Certainly. Since the preamp up to the power tubes was built as a Tweed 5D3 Deluxe, when that model of Deluxe came out in 1954, it had on the far right as you are looking at the amp face on, a Mic input with no grid stopper and two other Instrument jacks to the left of that Mic input jack. Both of those Instrument jacks had their own " 1 each 1 meg to ground resistor at the jack and a their own each 68K grid stopper".
The idea back then in 1954 was the ability to plug in two different guitars and a microphone to the amp. The Mic input had a separate Volume pot and the two other jacks are combined to a single Instrument Volume pot. Both Volume pots are tied into a Tone pot.
Since we have evolved from "knuckle dragging back in 1954" those input configurations were not of much service to me. I took the Mic input and pot and put a 47K grid stopper on it and left it as a "Normal Channel" (no 1meg to ground). The two other inputs became a Low and a High jack, each with the 68K grid stoppers as per 1954 spec with the High Jack also having the 1meg to ground at the input jack. I revoiced the "Bright channel" coupling cap to a .022uF from the stock .047uF cap. Bear in mind both triodes are shared bypass cathode as in a Marshall JTM45.
This allows me a nicer "Bright channel" with a Low/High option, and a good Fender "Normal channel". I can now even channel jump between the two jacks of the Normal and Bright low and blend the two channels together as on a tweed Deluxe 5E3, only with a Brighter option on the second Volume pot.

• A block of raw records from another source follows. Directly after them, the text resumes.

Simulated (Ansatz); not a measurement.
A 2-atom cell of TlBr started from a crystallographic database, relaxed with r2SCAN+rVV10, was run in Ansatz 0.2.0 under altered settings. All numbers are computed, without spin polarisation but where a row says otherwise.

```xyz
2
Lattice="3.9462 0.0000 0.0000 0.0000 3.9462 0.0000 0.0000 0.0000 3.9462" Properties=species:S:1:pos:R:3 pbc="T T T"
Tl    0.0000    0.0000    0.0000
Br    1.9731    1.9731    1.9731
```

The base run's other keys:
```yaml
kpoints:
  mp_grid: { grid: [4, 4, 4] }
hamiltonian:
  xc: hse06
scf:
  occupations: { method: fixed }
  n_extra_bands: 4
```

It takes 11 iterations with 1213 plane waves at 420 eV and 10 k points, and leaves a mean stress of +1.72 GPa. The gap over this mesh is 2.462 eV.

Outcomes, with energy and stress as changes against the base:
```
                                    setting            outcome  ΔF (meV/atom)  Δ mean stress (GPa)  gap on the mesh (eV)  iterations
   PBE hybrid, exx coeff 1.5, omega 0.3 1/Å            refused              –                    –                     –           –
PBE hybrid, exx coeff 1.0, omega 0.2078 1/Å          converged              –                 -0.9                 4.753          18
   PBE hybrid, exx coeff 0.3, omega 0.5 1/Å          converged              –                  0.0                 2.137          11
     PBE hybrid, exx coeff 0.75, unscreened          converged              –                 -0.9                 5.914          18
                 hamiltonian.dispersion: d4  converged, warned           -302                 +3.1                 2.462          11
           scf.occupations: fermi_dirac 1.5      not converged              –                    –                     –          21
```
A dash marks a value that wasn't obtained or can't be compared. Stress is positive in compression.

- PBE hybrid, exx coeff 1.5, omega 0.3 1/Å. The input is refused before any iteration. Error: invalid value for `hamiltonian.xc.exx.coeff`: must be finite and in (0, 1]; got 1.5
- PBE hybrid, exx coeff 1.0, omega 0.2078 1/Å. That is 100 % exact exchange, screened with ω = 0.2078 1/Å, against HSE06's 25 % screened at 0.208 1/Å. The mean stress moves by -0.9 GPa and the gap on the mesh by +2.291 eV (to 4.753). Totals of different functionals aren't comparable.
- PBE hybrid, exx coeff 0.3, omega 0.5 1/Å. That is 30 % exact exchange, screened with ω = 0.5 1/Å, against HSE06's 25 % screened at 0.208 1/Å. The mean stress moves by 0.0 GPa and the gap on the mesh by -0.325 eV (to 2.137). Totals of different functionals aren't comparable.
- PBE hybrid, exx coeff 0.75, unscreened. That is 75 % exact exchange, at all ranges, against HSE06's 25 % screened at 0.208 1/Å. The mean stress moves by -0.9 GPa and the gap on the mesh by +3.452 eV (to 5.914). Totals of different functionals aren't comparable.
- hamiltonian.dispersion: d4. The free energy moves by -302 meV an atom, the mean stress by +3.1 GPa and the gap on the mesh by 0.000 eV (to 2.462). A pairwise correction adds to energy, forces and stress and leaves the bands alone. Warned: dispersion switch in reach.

One may ask why didn't I just build a 5E3 Tweed Deluxe preamp then instead. My reason is the 5D3 Deluxe and the 5D5 Pro were the only two amps that Fender built with the 12ax7 as a floating paraphase phase invertor. To invert the signal for the other power tube required a gain stage, but you can't have one inverted signal higher that the other going to the power tubes. If looking at a schematic at first glance it looks like a long tailed pair PI, but it is not. Thus the designed floating paraphase PI. I think the tone has a unique quality.